2 The assert macro shall be implemented as a macro, not as an actual function. If the macro definition is suppressed in order to access an actual function, the behavior is undefined.
Thus, there is nothing left in release-mode to give the compiler any hint that some condition can be assumed to hold.
Still, there is nothing stopping you from redefining assert with an implementation-defined __assume in release-mode yourself (take a look at __builtin_unreachable() in clang / gcc).
Let's assume you have done so. Now, the condition tested could be really complicated and expensive. Thus, you really want to annotate it so it does not ever result in any run-time work. Not sure how to do that.
Let's grant that your compiler even allows that, for arbitrary expressions.
The next hurdle is recognizing what the expression actually tests, and how that relates to the code as written and any potentially faster, but under the given assumption equivalent, code.
This last step results in an immense explosion of compiler-complexity, by either having to create an explicit list of all those patterns to test or building a hugely-complicated automatic analyzer.
That's no fun, and just about as complicated as building SkyNET.
Also, you really do not want to use an asymptotically faster algorithm on a data-set which is too small for asymptotic time to matter. That would be a pessimization, and you just about need precognition to avoid such.
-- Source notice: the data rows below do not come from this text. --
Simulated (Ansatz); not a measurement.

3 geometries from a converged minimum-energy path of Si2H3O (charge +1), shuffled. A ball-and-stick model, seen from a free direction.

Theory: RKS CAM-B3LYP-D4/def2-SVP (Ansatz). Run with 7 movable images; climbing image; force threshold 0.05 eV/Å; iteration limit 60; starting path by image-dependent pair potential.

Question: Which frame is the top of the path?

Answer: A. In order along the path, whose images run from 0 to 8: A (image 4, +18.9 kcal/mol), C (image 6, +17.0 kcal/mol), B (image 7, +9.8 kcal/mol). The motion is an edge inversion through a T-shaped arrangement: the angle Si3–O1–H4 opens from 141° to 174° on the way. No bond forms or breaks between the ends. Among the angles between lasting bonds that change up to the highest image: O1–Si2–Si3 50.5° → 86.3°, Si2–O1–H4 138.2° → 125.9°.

Assertions are (usually) compiled out in the final code. Meaning, among other things, that the code could (silently) fail (by retrieving the wrong value) due to such an optimization, if the assertion was not satisfied.
If the programmer (who put the assertion there) knew that the vector was sorted, why didn't he use a different search algorithm? What's the point in having the compiler second-guess the programmer in this way?
How does the compiler know which search algorithm to substitute for which, given that they all are library routines, not a part of the language's semantics?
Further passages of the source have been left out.